Introduction

Two statements from the Pastoral Constitution on the Church in the Modern World (Gaudium et Spes) of the Second Vatican Council can be used together as a definition of Christian humanism. The first of these statements deals with cultural values:
...when a man applies himself to the various disciplines of philosophy, of history, and of mathematical and natural science, and when he cultivates the arts, he can do very much to elevate the human family to a more sublime understanding of truth, goodness, and beauty, and to the formation of judgments which embody universal values.[1]
The second statement deals with solidarity:
Thus we are witnesses of the birth of a new humanism, one in which man is defined first of all by his responsibility toward his brothers and toward history.[2]
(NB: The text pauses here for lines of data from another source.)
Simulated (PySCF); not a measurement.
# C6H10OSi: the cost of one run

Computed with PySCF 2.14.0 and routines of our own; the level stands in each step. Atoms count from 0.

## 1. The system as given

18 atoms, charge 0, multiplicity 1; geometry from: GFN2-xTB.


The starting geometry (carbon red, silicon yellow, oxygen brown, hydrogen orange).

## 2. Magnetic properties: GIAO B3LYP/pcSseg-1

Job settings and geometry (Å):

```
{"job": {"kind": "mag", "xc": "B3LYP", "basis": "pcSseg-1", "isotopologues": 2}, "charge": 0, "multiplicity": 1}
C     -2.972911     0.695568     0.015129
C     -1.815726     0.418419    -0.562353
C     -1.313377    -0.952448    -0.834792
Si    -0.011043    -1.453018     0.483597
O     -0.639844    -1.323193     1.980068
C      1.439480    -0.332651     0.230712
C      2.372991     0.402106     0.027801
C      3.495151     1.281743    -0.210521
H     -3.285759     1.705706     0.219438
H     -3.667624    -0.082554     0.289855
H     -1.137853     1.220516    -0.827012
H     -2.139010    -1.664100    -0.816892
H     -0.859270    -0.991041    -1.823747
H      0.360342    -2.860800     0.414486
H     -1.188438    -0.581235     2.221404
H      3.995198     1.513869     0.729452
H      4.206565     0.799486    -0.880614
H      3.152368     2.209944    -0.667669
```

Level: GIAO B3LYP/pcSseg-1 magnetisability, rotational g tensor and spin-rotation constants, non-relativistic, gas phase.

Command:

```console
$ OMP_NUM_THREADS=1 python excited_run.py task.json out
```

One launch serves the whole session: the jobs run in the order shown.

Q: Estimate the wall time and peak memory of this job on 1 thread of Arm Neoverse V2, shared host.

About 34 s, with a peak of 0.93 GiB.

The topic of Christian involvement in the world is central to the thinking of Pierre Teilhard de Chardin, the Jesuit scientist and theologian:
To incorporate the progress of the world in our picture of the kingdom of God: to incorporate the sense of the earth, the sense of man, in charity - with the world no longer eclipsing God nor carrying us away at a tangent... ‘God clothed in the world’.[3]
References:
[1] Pastoral Constitution on the Church in the Modern World” in The Documents of Vatican II, ed.Walter M. Abbott, S.J.,(New York: America Press, 1966), 263 (paragraph # 57).
[2] Ibid., 261 (paragraph # 55).
[3] Pierre Teilhard de Chardin, "The Awaited Word" in Toward the Future (New York: Harcourt Brace Jovanovich, 1975),96.